On the train I took the the time to reread the rules and the campaign/session setting. So when I arrived at my friends house , i was welcomed with a few problems: one of the players was still reading the rules and another one hadn't printed his character sheet, at least they all had their own set of dice. One even had bought the full manual, "if you go in, you go big.". Still I feared him flipping through all these pages.All these were bad signs on the wall, maybe it was stress, maybe I was right to worry. Still the match helped me drive those pesky thoughts away.

 

So when the match was over, we all took our place at the table. I took the word by saying my role as DM (narrator/judge) and that I had a few expectations of the game. I told them that since this was a simple starter set to test the waters, I hadn't the material too make stuff from scratch and expected too more or less stay on track. They could deviate somewhat but  they couldn't just abort the campaign goals. I also told them that I expected that since it was our first session/game I expected not perfect but at least some effort in roleplaying. I also asked if they had any expectations of the game. One asked how combat heavy this module was, I told them it was pretty combat heavy but there was some room for roleplaying and creativity as well.

 

I then started to ask the closed person to introduce his character. So our cleric is a male dwarf, a cousin of Gunther Rockseeker. He was part of a warband but was disgusted by their abuse of power and split off. Eventually he need to do odd jobs to get around and help the orphans. Eventually his cousin asked after  years of not meeting him if he wanted to do an odd job again. His clerical symbol was first going to be on his clothing but eventually changed to a signet ring. When I asked the player how his character became a cleric especially since he had a problem with his faith (not knowing if the gods cared about mortals), he didn't really had a answer so I told him to think about it. 

 

The next player to introduce his our character, which I feared to be the problem player, surprised me pleasantly. His rogue was a female halfling which was part of a gang named the redbrands. Eventually she was betrayed by them, and was forced to flee for her life, leaving herself with only her gear. She then heard of the job Gunther had, she made her application not by a meeting but rather by sneaking in and planting a solicitation letter. Needless to say she was hired. It was tep up from the criminal activities she had to hide from her aunt. Though the player set the aunt was suspicious. I kinda liked the backstory so I gave my player an inspiration point. I was very happy with the fact that the rogue did roguish things outside of combat. I told them this and also told them that I didn't want commoners in the street and warriors/wizard and rogues on the battlefields. 

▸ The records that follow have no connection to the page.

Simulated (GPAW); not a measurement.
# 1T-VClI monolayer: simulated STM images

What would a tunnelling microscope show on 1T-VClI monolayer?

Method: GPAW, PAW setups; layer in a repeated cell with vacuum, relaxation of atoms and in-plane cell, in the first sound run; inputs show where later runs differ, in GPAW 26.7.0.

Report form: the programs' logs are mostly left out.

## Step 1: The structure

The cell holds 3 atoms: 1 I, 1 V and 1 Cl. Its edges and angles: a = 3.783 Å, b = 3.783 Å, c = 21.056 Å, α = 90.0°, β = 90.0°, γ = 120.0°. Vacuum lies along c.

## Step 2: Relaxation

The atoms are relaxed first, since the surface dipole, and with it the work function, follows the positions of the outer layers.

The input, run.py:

So after that it was time for the noble human warrior, he had modified his backstory to being a young noble, which dressed in old but well made clothes, whose family lost all his fortune. So to win back the money he resorted to gambling something his father dissapproved. Eventually he wanted to reconcile with his father, broke (partially) with his gambling habbit and told his plan to assisst Gunther rockseeker as a liason. His father as a sign of his trust gave his son  the family heirloom: a greataxe. At first the player wanted that the father wrote thesolicitation letter but we convinced him that it made more sense that his character worth sens it with a carrion pidgeon. This let us to the discussion whether a carrier pidgeon would be a good way of transportation and even came to the conclusion that someone obsanely rich might have a carrier dragon (which must be epic). Stil the backstory was well thought out so I gave him an inspiration point. Still when I prodded into his flaw (asking if he had debts, enemies, would it affect his judgement), I have plans for it after all, he began to temper it in which I vocalized.

 

So eventually the cleric's player had his backstory planned and started on a spiel where one of the orphans got sick and he couldn't cure it. He then got approached by a shady person on the street. At this point I could see where this was going (a convoluted backstory whith the holy powers interfering) and interupted him.  After all it really didn't tie in with his flaw and said that to the player. My player really had  problem with this cleric, couldn't they just give him a simpler flaw like alcolism. After a small discussion about religion in dnd we decided for a far more fitting (and less complicated backstory): basically his warband just put everyone through the rites of becomming cleric and he succeeded for some reason.

 

Finally we were going to end with the elven wizard. The backstrory was the same as on facebook but still I wanted him to say it. However during this I remarked, that the other players were all not paying attention. So I paused the wizard player and told the others to pay attention to the wizard player and that it wasn't fair to him. They quickly apoligized, still I understood it was boring if you already read/heard and went through the backstory relatively quickly. So when discribing the elf we had a bronze skinned highborn elf with an arrogant streak. He was obsessed with knowledge but again wouldn't hamper the team ( I prodded there as well). When discribing him: he went barefoot had darkgreen silken robes on his chest, he had a scroll as the sign of his god .  I asked him if it was his spellbook which he said no, the spellbook was tied on his back. The spellbook/grimoire of an 'old' elf interested me, so I went a bit more in detail there (it was also his bond). We came to the conclusion that the book must tbe massive (I used the starter set box as a reference.  One of the players jokingly asked how big is his handwriting which the player said small and I as a dm gave him a freebie: he could use mage hand to help support the massive book which must be a hilarious/unsettling sight. He also got an inspiration point.

 

I noticed in character creation one genereal problem: My player's character didn't have flaws but rather minor inconviniences so I asked them for the next session to work out these flaws. Still we ready for our first adventure.